Every year, the App Store Awards serve as a thermometer for the digital future. The applications Apple chooses don’t just stand out for their design or performance, but because they represent where the user experience is heading globally.
While these awards are usually viewed from the app development industry’s perspective, they offer valuable insights for any digital business, especially those managing an ecommerce.
The winning apps show how people expect to interact with digital products. And those expectations, inevitably, end up transferring to online commerce.
In this article, I analyze what we can learn—as leaders, ecommerce teams, and conversational experience designers—from the best apps of the year and how to apply those lessons to improve conversion, retention, and the shopping experience.
4 patterns from Apple’s 2025 award-winning apps
The list of winning applications is no coincidence. Apple usually rewards breakthroughs that mark a paradigm shift.

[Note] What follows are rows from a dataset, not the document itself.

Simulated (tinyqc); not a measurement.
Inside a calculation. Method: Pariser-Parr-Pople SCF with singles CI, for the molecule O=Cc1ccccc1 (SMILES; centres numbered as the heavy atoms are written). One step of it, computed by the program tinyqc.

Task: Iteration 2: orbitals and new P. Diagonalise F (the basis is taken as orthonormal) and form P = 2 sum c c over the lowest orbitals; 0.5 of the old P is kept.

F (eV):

When analyzing Tiimo, Detail, Essayist, Explore POV, Be My Eyes, Strava, and the featured games, four consistent patterns emerge that can also improve how we sell online.
AI for immediate personalization
Tools like Tiimo, Detail, or Be My Eyes show how artificial intelligence is integrating into daily life in a natural way:
- Anticipates needs
- Adapts content
- Simplifies decisions
- Reduces unnecessary steps
This isn’t about “more AI,” but about well-applied AI that works in the background and improves what the user is already doing.
The parallel with ecommerce is clear: a site that understands intent, history, doubts, and preferences can converse more accurately, suggest relevant products, and guide the user based on their real context.
The 2025 user values intelligent assistance, not empty automation.
Simple and accessible UX
If one thing characterizes the award-winning apps, it’s that they don’t confuse. Strava is clear even in high-movement contexts; Essayist organizes academic complexity; HBO Max on Apple TV improves accessibility with details like sign language.
Apple prioritizes experiences that reduce cognitive load.
Less menus. Less mental effort. More clarity.
In ecommerce, the same thing happens: if the user gets lost, they leave. If the chat is slow to respond, they leave. If information is scattered, they leave.
The winning apps show that simplicity is also a strategic decision.
Sustained engagement (gamification and guidance)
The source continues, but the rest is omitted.